Ireland’s prime minister maintains the Vatican interfered in investigation of clergy sexual abuse
Ireland’s Taoiseach (prime minister) Enda Kenny still maintains the Vatican interfered in a government investigation of clergy sexual abuse of children.
The Irish prime minister asserted the Vatican failed to fully cooperate in the government’s Murphy commission, which was tasked to investigate charges of sexual abuse of children by 19 priests in the diocese of Cloyne, that spanned over a decade.
“[My] claim in the Dail (Irish parliament) still stands. I made the point that this is a statutory commission of inquiry, and as such nothing less than full cooperation is required and anything less than full cooperation in my view is unwarranted interference,” Kenny told Irish Times.
The Vatican responded last Saturday to the Cloyne report, which was submitted in July, via a statement handed by undersecretary for state relations, Ettore Balestrero, to Ireland’s deputy ambassador to the Vatican, Helena Keleher.
The official statement noted that the Holy See is “sorry and ashamed” by the findings of the report, which investigated over 10 years of child sexual abuse by 19 clergy in Cloyne.
The Vatican admitted that the Church handled the matter poorly, but rejected accusations that it covered up or tried to hinder the government investigation.
Lack of accountability, secrecy
“The document reveals the Vatican’s efforts to continue to absolve itself of any responsibility for the cover-up of the abuse,” victim Andrew Madden, who contributed evidence to the report, told Irish Times.
Advocate Maeve Lewis of One in Four told Irish Times the Vatican “[created] a culture where secrecy and cover-ups were routinely used to maintain the reputation of the church while placing children at continued risk of sexual abuse.”
Lewis further told Irish Central, “The Vatican is completely out of touch with public outrage regarding church management of child abuse.”
The Vatican furthermore denied that it undermined Irish civil law. In July, Ireland’s parliament rebuked the Holy See for undercutting child protection laws by referring, in a letter to Irish bishops, to government guidelines on reporting child sexual abuse as “study guidelines.”
The Cloyne report, which was published in July, slammed the Church for its poor response to the plentiful claims of child abuse in the Cloyne diocese, that were filed against 19 priests from 1996 to 2009.
The report also criticized former Cloyne bishop John Magee, who served as private secretary to popes Paul VI, John Paul I and John Paul II successively, for shying away from daily management of cases of child abuse. Magee resigned last year.

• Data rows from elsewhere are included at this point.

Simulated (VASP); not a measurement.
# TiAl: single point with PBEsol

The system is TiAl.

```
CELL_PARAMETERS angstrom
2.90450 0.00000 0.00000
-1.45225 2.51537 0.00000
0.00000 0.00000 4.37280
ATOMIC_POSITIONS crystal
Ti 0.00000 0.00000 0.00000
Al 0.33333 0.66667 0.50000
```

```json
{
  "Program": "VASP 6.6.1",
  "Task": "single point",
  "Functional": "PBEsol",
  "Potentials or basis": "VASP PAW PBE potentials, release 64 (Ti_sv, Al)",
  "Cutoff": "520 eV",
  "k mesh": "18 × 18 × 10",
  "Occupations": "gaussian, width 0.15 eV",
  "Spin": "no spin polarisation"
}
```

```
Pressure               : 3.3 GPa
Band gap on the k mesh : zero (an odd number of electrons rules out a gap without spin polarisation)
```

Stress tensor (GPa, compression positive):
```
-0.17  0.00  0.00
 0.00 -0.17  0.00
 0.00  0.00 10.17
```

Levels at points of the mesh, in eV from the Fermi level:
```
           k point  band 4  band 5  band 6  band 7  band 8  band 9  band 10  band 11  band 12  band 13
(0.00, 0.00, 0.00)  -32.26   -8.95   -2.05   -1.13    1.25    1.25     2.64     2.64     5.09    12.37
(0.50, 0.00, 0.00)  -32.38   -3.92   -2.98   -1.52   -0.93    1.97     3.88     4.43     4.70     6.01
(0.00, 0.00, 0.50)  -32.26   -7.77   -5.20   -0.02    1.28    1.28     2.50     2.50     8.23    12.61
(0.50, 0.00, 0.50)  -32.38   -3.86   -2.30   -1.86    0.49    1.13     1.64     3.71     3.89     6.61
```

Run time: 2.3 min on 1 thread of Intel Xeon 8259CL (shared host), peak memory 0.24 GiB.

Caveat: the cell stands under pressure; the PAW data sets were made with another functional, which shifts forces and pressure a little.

The Cloyne report is the most recent account among a string of clergy sexual abuse scandals that have rocked the Irish Catholic Church for decades. Hundreds of claims of child sexual abuse by priests have been documented.
The report spurred Ireland’s prime minister, Kenny, to say in July that the Church had a culture of “dysfunction, disconnection, elitism and narcissism.”
Kenny reiterated his sentiments to Belfast Telegraph, adding, “As a member of the Catholic Church I want to see that the church … is absolutely above reproach.”